The final dinner of the trip wasn’t La Rambla, even though we were so tempted to go back for more. We headed to Thistle, a farm to table kind of spot. The menu rotates often and is written on a chalkboard when you first walk in. The whole meal kicked ass much like the previous night. Amazing service and even more amazing food. I knew immediately it would be another meat heavy night, so I let our server pick some wines. We started with a glass of gamay with the rabbit rillet and steak tartare. The quality of meat here is no joke. I fell in love with the rabbit on first bite. It was served in a little mason jar, had a delicious fatty top, and tenderly spread on every bite of bread. The tartare was some of the best I’d had. Again, I could have gone for three rounds of just this alone. The mains were lamb medallions on top of slightly sweet polenta in an addictive sauce and slices of rare+ beef on top of sautéed cabbage, blue cheese, and roasted potatoes. It was a great with the glass of cabernet franc. It was hard to pick favorite main. Probably the beef, if only because of it’s tangy notes. Savory always trumps sweet for me. We finished up the meal with a gin and parsnip cake and a meyer lemon panna cotta topped with berries and hazelnuts. I couldn’t decide on a dessert so Andrew picked both. What a gentleman. In the end, I think the cake won me over. The gin was a lovely aromatic element to the cake.

This morning we stopped into Community Plate, Thistle’s sister restaurant for a little breakfast before heading back home. It was a cozy, rustic place. The menu was simple. The coffee good. I had a simple bowl with a tender biscuit and housemade sausage gravy. The gravy was heavenly. I should have used a spoon. Andrew had the pork hash, and I just now realized I never got a bite. The horror.

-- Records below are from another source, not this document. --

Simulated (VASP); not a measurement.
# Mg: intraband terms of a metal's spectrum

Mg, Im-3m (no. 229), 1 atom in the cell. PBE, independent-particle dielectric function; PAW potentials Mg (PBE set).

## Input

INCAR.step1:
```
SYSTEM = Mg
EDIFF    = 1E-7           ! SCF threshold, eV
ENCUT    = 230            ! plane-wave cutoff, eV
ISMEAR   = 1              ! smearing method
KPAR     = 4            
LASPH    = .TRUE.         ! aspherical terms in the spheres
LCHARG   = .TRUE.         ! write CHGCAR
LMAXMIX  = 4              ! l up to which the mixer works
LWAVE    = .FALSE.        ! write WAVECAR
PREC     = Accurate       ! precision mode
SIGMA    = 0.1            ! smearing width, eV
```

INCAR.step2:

And now that I’ve written a novel, I really just want to sum up that McMinnville was awesome. There was so much more food I wanted to eat, wine I wanted to drink, and walking around I wanted to do. I feel like we’ve only scratched the surface of this great little town. It’s so close to Portland, and I’d never been in all my life. That’ll change now. It’s an easy day trip, but making a point to stay somewhere in-town was so much fun. A mini vacation. A delicious one. Andrew knows me well. That was a great way to celebrate.